Tenant shall, upon expiration or sooner termination of this Lease, surrender the
Premises to Landlord in the same condition as existed (reasonable wear and tear,
and damage by Casualty excepted) on the date Tenant originally took possession
thereof (subject, however, to Section 38 below), including, but not limited to,
all interior walls cleaned, all interior painted surfaces repainted in the
original color, all holes in walls repaired, all carpets shampooed and cleaned,
all HVAC equipment in operating order and in good repair, and all floors
cleaned, waxed, and free of any Tenant-introduced marking or painting, all to
the reasonable satisfaction of Landlord. Tenant shall remove all of its debris
from the Project. At or before the time of surrender, Tenant shall comply with
the terms of Paragraph 12.A. hereof with respect to Alterations to the Premises
and all other matters addressed in such Paragraph. If the Premises are not so
surrendered at the expiration or sooner termination of this Lease, the
provisions of Paragraph 25 hereof shall apply. All keys to the Premises or any
part thereof shall be surrendered to Landlord upon expiration or sooner
termination of the Term. Tenant shall give written notice to Landlord at least
thirty (30) days prior to vacating the Premises and shall meet with Landlord for
a joint inspection of the Premises at the time of vacating, but nothing
contained herein shall be construed as an extension of the Term or as a consent
by Landlord to any holding over by Tenant. In the event of Tenant's failure to
give such notice or participate in such joint inspection, Landlord's inspection
at or after Tenant's vacating the Premises shall conclusively be deemed correct
for purposes of determining Tenant's responsibility for repairs and restoration.
Any delay caused by Tenant's failure to carry out its obligations under this
Paragraph 36 beyond the term hereof, shall constitute unlawful and illegal
possession of Premises under Paragraph 25 hereof.


                                      -25-
<PAGE>

                              37.   MISCELLANEOUS

      A.    GENERAL. The term "Tenant" or any pronoun used in place thereof
shall indicate and include the masculine or feminine, the singular or plural
number, individuals, firms or corporations, and their respective successors,
executors, administrators and permitted assigns, according to the context
hereof.

      B.    TIME. Time is of the essence regarding this Lease and all of its
provisions.

      C.    CHOICE OF LAW. This Lease shall in all respects be governed by the
laws of the State of California.

      D.    ENTIRE AGREEMENT. This Lease, together with its Exhibits, addenda
and attachments and the Basic Lease Information, contains all the agreements of
the parties hereto and supersedes any previous negotiations. There have been no
representations made by the Landlord or understandings made between the parties
other than those set forth in this Lease and its Exhibits, addenda and
attachments and the Basic Lease Information.

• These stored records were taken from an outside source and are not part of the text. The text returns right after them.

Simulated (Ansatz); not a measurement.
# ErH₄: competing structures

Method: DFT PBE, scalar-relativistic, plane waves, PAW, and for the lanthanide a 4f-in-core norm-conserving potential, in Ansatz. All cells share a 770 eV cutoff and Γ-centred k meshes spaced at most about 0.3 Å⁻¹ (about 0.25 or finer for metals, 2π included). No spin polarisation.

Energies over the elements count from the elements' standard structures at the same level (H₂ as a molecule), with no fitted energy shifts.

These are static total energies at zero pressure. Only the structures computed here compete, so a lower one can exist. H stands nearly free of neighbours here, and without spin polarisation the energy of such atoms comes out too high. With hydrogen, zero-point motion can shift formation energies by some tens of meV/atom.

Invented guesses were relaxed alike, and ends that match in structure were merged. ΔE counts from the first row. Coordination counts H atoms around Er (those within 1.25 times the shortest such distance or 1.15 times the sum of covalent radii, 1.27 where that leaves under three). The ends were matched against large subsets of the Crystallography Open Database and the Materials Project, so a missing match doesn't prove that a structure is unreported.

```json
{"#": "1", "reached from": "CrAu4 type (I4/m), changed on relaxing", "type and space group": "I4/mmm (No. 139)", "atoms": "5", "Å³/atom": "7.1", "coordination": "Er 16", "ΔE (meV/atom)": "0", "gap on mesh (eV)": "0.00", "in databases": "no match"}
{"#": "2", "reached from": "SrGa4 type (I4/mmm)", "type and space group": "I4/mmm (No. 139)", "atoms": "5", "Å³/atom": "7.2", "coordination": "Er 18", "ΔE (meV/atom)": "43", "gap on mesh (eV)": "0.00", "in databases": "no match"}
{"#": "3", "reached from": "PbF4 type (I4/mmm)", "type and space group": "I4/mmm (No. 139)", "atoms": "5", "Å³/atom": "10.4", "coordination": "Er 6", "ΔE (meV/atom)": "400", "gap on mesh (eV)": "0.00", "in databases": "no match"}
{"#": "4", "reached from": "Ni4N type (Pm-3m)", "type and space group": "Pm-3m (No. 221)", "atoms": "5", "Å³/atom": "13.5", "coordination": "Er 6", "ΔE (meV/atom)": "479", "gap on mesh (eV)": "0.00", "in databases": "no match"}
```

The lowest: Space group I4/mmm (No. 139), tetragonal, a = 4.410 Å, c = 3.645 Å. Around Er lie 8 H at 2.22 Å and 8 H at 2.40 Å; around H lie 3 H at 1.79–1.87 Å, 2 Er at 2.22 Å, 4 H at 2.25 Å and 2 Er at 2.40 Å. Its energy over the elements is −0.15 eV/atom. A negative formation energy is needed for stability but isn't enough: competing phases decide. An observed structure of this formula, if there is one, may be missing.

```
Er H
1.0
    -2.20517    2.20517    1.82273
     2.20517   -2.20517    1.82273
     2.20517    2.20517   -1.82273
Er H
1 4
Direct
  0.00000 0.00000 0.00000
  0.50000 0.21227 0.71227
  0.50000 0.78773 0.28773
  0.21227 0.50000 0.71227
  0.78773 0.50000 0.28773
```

      E.    MODIFICATION. This Lease may not be modified except by a written
instrument signed by the parties hereto. Tenant accepts the area of the Premises
as specified in the Basic Lease Information as the approximate area of the
Premises for all purposes under this Lease, and acknowledges and agrees that no
other definition of the area (rentable, usable or otherwise) of the Premises
shall apply. Tenant shall in no event be entitled to a recalculation of the
square footage of the Premises, rentable, usable or otherwise, and no
recalculation, if made, irrespective of its purpose, shall reduce Tenant's
obligations under this Lease in any manner, including without limitation the
amount of Base Rent payable by Tenant or Tenant's Proportionate Share of the
Building and of the Project.

      F.    SEVERABILITY. If, for any reason whatsoever, any of the provisions
hereof shall be unenforceable or ineffective, all of the other provisions shall
be and remain in full force and effect.

      G.    RECORDATION. Tenant shall not record this Lease, but may record a
short form memorandum hereof.

      H.    EXAMINATION OF LEASE. Submission of this Lease to Tenant does not
constitute an option or offer to lease and this Lease is not effective otherwise
until execution and delivery by both Landlord and Tenant.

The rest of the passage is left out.